FOMC Minutes Show Labor and Brexit Driving Uncertainty at the Fed
- Almost all Fed officials saw May Payrolls raising uncertainty over the labor market
- PCE data showed strong retail gains as consumer confidence grows markedly from March
- Brexit and China financial health cited as concerns for many FOMC members
Having trouble trading the USDollar? This may be why.
The Dollar and US equities were little changed after the Federal Reserve released minutes from its June 14-15th Federal Open Market Committee meeting. At the conclusion of the FOMC’s meeting, the Federal Reserve held the overnight rate at 0.25-0.50 percent. In their meeting minutes a few issues were being cited as reason for the Fed’s reluctance to raise rates, though some members argued that waiting too long may be worse. One of the concerns raised was the release of May’s Non-Farm Payroll figures, which shocked investors with the smallest net addition in US jobs in nearly five years. The Fed noted the decrease in the participation rate as well as employment-to-population ratio, and almost all Fed officials saw this data as raising uncertainty.

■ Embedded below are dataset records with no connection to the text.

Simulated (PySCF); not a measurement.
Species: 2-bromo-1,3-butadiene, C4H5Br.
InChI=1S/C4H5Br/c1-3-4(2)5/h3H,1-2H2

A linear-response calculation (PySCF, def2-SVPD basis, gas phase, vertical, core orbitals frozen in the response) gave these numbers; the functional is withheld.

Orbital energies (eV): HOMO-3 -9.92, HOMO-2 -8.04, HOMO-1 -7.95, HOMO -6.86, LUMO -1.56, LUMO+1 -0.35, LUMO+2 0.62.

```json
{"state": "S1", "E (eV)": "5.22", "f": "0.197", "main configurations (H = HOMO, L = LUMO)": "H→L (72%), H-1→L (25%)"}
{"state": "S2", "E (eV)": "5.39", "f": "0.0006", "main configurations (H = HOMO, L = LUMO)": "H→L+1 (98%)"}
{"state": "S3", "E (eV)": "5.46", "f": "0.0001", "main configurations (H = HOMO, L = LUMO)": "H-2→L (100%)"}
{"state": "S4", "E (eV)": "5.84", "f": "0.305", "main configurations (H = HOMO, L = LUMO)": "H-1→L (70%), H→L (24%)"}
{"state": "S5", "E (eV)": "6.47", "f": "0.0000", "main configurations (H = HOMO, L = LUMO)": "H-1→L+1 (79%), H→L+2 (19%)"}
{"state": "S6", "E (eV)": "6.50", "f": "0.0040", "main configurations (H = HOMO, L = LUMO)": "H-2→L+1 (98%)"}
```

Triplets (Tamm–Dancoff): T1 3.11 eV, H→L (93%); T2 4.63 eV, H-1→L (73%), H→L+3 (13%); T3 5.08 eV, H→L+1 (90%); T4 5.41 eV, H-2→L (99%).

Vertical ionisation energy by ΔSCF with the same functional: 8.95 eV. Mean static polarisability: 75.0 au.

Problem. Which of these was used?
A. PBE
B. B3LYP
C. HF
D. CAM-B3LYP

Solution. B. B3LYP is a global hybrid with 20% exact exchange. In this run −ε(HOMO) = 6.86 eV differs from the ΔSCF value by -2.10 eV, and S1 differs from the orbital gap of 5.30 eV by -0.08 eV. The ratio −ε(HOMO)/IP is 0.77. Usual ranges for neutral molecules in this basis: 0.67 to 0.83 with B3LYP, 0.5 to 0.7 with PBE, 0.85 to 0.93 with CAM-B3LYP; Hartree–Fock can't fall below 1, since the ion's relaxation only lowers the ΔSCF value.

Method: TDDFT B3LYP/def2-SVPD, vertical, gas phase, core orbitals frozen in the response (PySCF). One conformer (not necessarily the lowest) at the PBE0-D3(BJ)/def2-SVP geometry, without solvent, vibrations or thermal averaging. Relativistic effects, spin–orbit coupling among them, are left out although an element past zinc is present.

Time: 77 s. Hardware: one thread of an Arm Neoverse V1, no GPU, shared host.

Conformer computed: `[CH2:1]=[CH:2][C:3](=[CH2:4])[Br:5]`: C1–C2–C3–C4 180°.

The Payroll data released in June represents general employment which is one of the two “dual mandates”. The other mandate, inflation, showed modest gains in the previous reporting period. The Fed’s benchmark inflation indicator, Personal Consumption Expenditures (PCE), showed modest pickup in the second quarter, with retail sales leading inflation growth. It was noted that despite the rebound in energy prices, the general price metrics did not respond as directly as they had when both seemed to drop in tandem. Nevertheless, the lower price pressures were viewed as transitory.
The FOMC meeting in June was nestled between the acutely weak payrolls data and the highly volatile Brexit vote. The events leading up to the meeting, and the heightened uncertainty was cited as the reason Fed Fund rates showed a close-to-zero probability for a near term rate hike. The Non-Farm Payrolls for June will be released Friday, July 8th. Less amendable to timing are the resolution of the Brexit vote and the questionable financial health of China – events with no distinct end dates.